Waking up, breakfast – I won’t bore you with those details! But…there is music. LOTS of music!
I will confess, I didn’t catch the entire day’s show. Jeffrey Osborne does not appeal to me, and I had forgone DW3 in order to have a late post-lunch meetup with my ladies and finally meet Tony Exum, Jr.
But…here’s what happened.
Down to the Bone
I love the irony of this one. DTTB is a band that’s best known for its New York City-themed acid jazz. You have Long Way from Brooklyn. You have Staten Island Groove (again, what groove? SI has none, far as I can tell ya). You have the worldwide-known Brooklyn Heights. And the band’s British!
Go figure. :)
So when I came to Newport, I hardly thought that NYC would follow me, but this is the one part of NYC that I wanted to follow. Rufus Philpot’s guest star du jour was none other than Lao Tizer, whom I heard many a great thing about, but never saw live before. Let me put it this way: if Lao Tizer can rock Brooklyn Heights‘s ripples on the piano, then I definitely want to find out more. A great way for me to remember, just when the California jazz atmosphere got under my skin, to remember where I came from.

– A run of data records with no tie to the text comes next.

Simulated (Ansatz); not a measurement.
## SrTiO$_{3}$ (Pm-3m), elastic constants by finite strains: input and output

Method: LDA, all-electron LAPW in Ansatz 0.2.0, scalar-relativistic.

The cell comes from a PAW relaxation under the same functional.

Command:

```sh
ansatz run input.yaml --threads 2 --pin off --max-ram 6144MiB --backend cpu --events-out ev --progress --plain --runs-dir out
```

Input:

Now, the jazz scene is an interesting animal. It’s a hit or miss. So when young (and yes, young he is!) Vincent Ingala got tossed into the mix, it was a hit. Pat Prescott’s lines at The Wave 94.7 started lighting up like fireworks. And on Facebook, there was an instant buzz about this guy, a youngin out of Connecticut with a touch on the tenor sax.
Once Lemonade happened, all of us saw the extent of Vinnie’s talent. Instantly, the buzz became a roar.
Now, Newport is something else. Add Bruce Nazarian on guitar, Ricky Lawson, Gary Stanionis, Jervonny Collier and Vincent’s raw, exuberant energy, and you get something that leaves jaw-shaped indentations in the ground. I think the hill of the golf course definitely has mine.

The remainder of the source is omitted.